News
Landscape Institute's Statement on ASC Mind the Skills Gap Report
14th September 2007
The Landscape Institute today welcomed the Academy for Sustainable Communities’ ‘Mind the Skills Gap’ report but warned that the call for generic skills should be secondary to the need to ensure more people enter the landscape architecture profession.
The report states that by 2012 the shortage of architects, urban designers and landscape architects could grow to 91 percent and calls for an improvement in generic skills to deliver economic, social and environmental sustainability.
Landscape Institute Director General Marion Bowman said: “The Landscape Institute welcomes the report and in particular the strong call for a major national effort in tackling the skills crisis and for the training of more landscape architects. However the recommendations appear to be at odds with the evidence. Landscape architecture is already the most collaborative of all the built environment professions.
“The profession is entirely concerned with place-making and creating sustainable communities and is already doing much of the work the report calls for by way of cross professional working. Indeed the basis for all work in the public realm is the ability to work with communities, understand their needs and implement the findings of these consultations. We need to recruit, train and keep more landscape architects, so it is essential that a national effort to support sustainable communities prioritises creating more landscape architects. Without that, many public policy objectives cannot be achieved.”
“With government support, we must encourage a new generation of talented and creative young people to make landscape architecture their first career choice.”

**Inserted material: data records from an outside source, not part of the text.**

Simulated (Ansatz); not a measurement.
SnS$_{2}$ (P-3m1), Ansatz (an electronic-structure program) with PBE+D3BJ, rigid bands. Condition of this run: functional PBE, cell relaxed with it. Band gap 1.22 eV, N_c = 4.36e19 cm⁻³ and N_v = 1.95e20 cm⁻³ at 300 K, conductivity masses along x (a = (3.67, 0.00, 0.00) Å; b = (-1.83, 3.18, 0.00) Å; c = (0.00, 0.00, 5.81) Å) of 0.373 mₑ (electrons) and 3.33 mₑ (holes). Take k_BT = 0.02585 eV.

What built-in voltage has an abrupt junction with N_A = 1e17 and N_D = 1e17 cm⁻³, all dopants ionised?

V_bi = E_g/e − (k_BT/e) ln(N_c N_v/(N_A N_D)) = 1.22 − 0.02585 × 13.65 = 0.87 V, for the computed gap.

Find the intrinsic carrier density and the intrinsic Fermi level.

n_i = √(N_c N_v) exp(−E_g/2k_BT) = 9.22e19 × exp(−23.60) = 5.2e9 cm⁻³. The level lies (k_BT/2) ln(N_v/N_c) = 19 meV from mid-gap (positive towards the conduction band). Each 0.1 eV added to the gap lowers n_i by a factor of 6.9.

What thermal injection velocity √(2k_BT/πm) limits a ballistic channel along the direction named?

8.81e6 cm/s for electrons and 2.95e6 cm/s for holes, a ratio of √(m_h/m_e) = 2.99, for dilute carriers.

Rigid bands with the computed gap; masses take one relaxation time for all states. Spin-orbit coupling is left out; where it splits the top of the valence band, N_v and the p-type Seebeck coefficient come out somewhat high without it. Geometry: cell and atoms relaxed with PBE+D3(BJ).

Ms Bowman said that landscape architecture combined many of the cross cutting skills which were required for the challenges facing the country now – climate change, housing and sustainability – to create the best possible landscapes at minimal environmental cost. Without better design and management of landscapes at every scale in urban and rural settings, sustainable communities cannot be achieved.
She added: “Landscapes are the context for development. They are where people live, work and play and because they are living entities, they are part of the dynamic of how social, cultural, environmental and economic assets are created.”